On Fri Mar 24 13:43:29 2006, Arnt Gulbrandsen wrote:
Dave Cridland writes:
On Fri Mar 24 00:25:37 2006, Ken Murchison wrote:
I was tasked at Tuesday's Sieve WG meeting with trying to make
the language in the subaddress draft even more general than it
currently is, but as Philip noted in another thread, doing so
makes it very difficult to describe when :detail is
present/empty/not present. I have not found a way to describe
these states without relying on some type of 'delimiter' or
'separator'.
Consider this a plea for some suggested text.
I think much of Ken's problem here is that he's trying to build a
standard method for doing something with unstandardized local part
formats.
Agreed.
Perhaps what's actually needed is some kind of informational
document describing various mechanisms that exist for
subaddressing and similar local-part "encodings", and then using
the subaddress Sieve extension to access those encodings.
Maybe. But that paragraph brings forth RFC 1925 in my mind.
Specifically, 6a, but also 6, 7, 7a and 8.

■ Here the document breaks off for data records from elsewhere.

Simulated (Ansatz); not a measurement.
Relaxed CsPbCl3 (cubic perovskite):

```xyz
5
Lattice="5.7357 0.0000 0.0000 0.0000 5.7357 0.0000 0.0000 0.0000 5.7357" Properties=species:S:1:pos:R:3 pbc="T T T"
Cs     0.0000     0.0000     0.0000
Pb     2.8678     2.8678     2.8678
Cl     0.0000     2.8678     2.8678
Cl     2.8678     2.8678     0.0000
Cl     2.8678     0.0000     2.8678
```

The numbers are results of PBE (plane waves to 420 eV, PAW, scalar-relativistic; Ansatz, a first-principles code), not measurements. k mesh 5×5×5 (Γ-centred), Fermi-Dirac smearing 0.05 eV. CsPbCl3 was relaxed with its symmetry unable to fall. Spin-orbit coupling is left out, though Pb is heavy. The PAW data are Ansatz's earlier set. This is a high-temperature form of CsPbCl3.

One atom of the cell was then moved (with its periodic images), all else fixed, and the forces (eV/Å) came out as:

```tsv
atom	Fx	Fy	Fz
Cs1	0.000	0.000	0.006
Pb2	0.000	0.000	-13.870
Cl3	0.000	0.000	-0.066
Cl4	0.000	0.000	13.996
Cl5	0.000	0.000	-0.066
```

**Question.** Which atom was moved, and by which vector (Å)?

You have a sound point, although my premise for moving the definition
to a distinct document was primarily because it's useful on its own,
see (5).
How about just specifying that
a) this extension is limited to subaddresses which use separators,
b) a future extension may lift that restriction, and
c) the separator may consist of one character, of several
characters or even of a zero-width boundary such as e.g. "letter on
one side, nonletter on the other"?
I'm mildly concerned you're infringing on (9) and (10), but if we're
going to dump any idea of addressing subaddresses further [if you can
follow that] then I'd like to canvas implementors on what they think
a subaddress is, whether it sometimes/usually fits this description,
and whether we might as well chop it further. (Say, by insisting on a
'+' postfix ).
FWIW, trying to bend in VERP and similar mechanisms strikes me as (5).
Arnt
(who thinks 1925 should be on the standards track)
I think you could advance it straight to Draft status on the basis of
multiple independent interoperable implementations, at least.
Dave.
--
You see things; and you say "Why?"
But I dream things that never were; and I say "Why not?"